Book Club 2025: In the Country of Last Things by Paul Auster

I bought this book in 1998, at the tail end of my Auster obsession. In the 90s, I read everything he published — the novels, of course, but also the essay collections, the plays, the juvenalia… and watched all movies he’d been involved with. But I grew increasingly… er… overly familiar with his storytelling ticks? There wasn’t ever any of the works that I disliked, but I just fell out of love with his work?

So this one was probably the last one I bought, and I never got around to reading it. Until now!

It’s odd that I never got around to reading this, because it was the first thing he wrote after the New York Trilogy, which is (of course) everybody’s favourite (me too! although I haven’t read it again since I was nineteen; I should fix that).

Anyway, I wonder whether this was written earlier? It’s a dystopian thing set in a large city, which at the start seems like a metaphor for New York in the 70s. As the book progresses, it grows less metaphorical, I think, and the New York semblance fades — but it’s a kinda formless book. The first quarter is all a description of this society without any “action”, and then the rest is one-thing-that-happens-after-another-to-the-protagonist. It’s not altogether successful?
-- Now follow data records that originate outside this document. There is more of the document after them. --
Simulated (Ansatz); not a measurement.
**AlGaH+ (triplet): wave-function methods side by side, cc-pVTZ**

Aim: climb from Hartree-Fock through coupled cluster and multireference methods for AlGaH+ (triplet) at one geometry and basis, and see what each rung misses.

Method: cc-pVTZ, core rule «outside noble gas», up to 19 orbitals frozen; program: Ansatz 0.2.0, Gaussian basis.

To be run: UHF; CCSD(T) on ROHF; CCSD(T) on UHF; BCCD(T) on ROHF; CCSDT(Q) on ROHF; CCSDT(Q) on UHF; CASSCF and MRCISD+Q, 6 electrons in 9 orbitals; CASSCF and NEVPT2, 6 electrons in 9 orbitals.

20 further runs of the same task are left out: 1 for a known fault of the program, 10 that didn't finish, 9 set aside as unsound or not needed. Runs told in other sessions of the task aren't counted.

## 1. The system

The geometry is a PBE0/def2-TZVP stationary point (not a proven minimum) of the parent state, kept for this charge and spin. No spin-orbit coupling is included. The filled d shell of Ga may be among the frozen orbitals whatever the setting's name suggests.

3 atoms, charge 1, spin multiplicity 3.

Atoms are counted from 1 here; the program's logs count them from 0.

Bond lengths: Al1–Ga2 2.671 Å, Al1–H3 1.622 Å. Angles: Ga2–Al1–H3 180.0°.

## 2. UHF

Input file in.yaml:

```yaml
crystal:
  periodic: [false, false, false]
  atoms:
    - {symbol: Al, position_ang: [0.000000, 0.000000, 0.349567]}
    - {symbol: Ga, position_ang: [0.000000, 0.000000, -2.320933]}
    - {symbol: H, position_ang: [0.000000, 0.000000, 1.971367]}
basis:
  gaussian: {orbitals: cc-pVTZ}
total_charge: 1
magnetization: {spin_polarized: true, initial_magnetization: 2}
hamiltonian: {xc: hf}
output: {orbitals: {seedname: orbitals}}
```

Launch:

Which is another reason why I’m wondering whether this was written earlier, because it reminds me of what Auster was writing about in Hand to Mouth: A Chronicle of Early Failure, which has as an “appendix” an entire early novel that he couldn’t get anybody to publish.

Googling the book doesn’t tell me anything… this is not one of the more celebrated books in Auster’s oeuvre.

In the Country of Last Things (1987) by Paul Auster (Buy used, 3.91 on Goodreads)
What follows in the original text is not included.